This change would have two main implications for backwards compatibility:

1. Code that legitimately wants to silence fatal errors for whatever reason
should now use error_reporting() (or ini_set()) to do so, instead of @.

2. Error handlers that want to only handle non-silenced errors may have to
be adjusted. A common pattern I found in our own tests if checks for
error_reporting() != 0 to detect silencing. This should be changed to
error_reporting() & $err_no to detect whether the specific error type is
silenced.

A preliminary patch for this change is available at
https://github.com/php/php-src/pull/3685.

What do you think about this?

Nikita

Instead of a blank screen (or early termination if some output has been sent), maybe emit, "[GMT date/time] A fatal error occurred. Check the error logs." The only bug I see here is that fatal errors are being suppressed from reaching the log files. But they should still be suppressed from the browser/client if the INI settings are configured to send messages to the logs.

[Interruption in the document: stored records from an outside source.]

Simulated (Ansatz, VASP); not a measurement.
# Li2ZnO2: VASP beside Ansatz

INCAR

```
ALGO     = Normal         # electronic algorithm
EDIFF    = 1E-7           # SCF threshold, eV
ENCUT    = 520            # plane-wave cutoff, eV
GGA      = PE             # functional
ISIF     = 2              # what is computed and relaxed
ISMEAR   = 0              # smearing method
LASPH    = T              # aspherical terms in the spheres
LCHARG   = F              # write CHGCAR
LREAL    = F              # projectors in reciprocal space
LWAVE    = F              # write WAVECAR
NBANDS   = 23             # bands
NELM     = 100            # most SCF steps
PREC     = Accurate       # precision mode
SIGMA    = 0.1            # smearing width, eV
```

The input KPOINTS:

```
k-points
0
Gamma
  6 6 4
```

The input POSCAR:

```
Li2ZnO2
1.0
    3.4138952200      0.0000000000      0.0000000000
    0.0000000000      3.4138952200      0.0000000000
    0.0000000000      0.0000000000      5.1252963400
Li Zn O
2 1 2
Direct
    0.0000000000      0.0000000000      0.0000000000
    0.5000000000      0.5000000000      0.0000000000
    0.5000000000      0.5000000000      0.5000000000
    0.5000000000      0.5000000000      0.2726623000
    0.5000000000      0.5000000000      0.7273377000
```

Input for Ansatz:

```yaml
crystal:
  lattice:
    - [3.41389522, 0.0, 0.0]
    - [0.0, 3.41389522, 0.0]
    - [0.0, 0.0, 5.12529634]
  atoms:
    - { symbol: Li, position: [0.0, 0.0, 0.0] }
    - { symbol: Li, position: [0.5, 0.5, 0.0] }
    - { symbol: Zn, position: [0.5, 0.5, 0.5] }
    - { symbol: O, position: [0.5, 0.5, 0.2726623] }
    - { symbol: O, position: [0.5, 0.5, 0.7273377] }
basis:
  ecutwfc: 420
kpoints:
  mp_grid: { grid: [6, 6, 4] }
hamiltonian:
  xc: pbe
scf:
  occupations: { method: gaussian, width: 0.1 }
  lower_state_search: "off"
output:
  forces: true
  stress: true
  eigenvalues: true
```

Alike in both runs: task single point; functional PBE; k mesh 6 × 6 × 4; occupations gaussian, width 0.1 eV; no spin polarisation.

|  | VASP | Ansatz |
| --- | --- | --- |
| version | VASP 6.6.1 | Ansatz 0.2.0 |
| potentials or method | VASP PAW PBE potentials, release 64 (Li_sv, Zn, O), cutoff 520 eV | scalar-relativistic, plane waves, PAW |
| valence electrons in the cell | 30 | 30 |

WSODs should have been fixed a long time ago to emit a simple, generic message to check the logs (i.e. no more WSODs). The average WSOD is usually accompanied with a HTTP 500 response but having to look at network tools tab to see the 500 is an extra step. A surprising number of developers I encounter don't know what a HTTP 500 means nor what to do when they encounter one. Therefore, helpful but very generic directions would be useful and save a few moments of head-scratching.

Also, forcing users to override the default error handler to restore previous (and almost correct) behavior is a bit obnoxious.